1. Sam Juliano

    The great French actor Harry Bauer was killed by the Nazis, ending an unforgettable career, capped by his extraordinary performance as Jean Valjean. It’s the greatest turns on record of one of literature’s most beloved characters, and the 1934 film by Raymond Bernard is hands down the best ever made from the novel that I consider my all-time favorite.

    How wonderful to include Hapgood’s succinct psychological portrait of a caged Valjean, and the noir-like undertones of his predicament that includes the hand of fate. This is the first time I have read her contribution, and was so moved I read it a second time. And I’ve seen Maltin’s fine capsule piece as well.
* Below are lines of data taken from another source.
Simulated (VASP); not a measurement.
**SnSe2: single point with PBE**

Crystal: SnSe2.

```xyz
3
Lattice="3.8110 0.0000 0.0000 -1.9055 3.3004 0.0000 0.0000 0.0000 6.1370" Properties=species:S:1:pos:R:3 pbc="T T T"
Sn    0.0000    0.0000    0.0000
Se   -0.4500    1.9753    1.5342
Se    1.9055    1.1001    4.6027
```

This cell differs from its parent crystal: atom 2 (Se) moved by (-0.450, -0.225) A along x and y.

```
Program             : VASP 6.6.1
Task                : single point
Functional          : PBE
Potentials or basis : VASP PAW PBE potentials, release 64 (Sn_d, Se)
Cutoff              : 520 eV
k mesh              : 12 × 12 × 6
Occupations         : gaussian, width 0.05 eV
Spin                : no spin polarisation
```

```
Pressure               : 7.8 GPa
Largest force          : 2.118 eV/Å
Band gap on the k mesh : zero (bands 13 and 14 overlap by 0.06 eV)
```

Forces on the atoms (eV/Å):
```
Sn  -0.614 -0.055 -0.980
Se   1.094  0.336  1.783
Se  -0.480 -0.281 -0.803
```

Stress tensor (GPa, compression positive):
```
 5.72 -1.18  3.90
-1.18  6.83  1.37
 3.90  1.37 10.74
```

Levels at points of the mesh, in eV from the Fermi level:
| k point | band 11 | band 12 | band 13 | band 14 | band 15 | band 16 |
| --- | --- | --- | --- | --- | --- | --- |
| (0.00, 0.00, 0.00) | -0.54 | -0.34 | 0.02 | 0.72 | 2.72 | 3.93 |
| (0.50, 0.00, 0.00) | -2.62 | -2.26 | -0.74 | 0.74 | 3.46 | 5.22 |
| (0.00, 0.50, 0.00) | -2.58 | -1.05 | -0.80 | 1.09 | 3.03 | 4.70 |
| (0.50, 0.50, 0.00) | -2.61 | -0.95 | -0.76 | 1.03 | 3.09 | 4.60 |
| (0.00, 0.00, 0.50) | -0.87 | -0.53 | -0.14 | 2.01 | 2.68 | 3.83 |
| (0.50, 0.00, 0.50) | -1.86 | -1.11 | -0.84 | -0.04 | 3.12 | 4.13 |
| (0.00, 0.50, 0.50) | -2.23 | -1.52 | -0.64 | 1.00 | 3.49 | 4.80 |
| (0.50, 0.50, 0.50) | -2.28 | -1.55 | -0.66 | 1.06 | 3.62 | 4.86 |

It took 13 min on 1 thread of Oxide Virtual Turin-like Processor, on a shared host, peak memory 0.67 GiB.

    Raymond’s epic and magnum opus is at nearly five hours the most comprehensive adaptation ever made of Hugo’s masterpiece, and one that is always recommended first by cineastes for it’s acting and production design, both components of which are first-rate. Bauer is the most affecting Valjean ever, and Charles Venal is an ominous force of nature as Javert. A year later Hollywood rolled out their own solid version, with Charles Laughton as an unforgettable Javert, and Frederic March as the “second-best” Valjean. The only problem with the film are the massive cuts to the text, sad to say.

    Such a timely post here with the present run of the film musical of LES MISERABLES (based on the London and Broadway smash)that has yielded yet another terrific adaptation of Hugo, albeit in another form.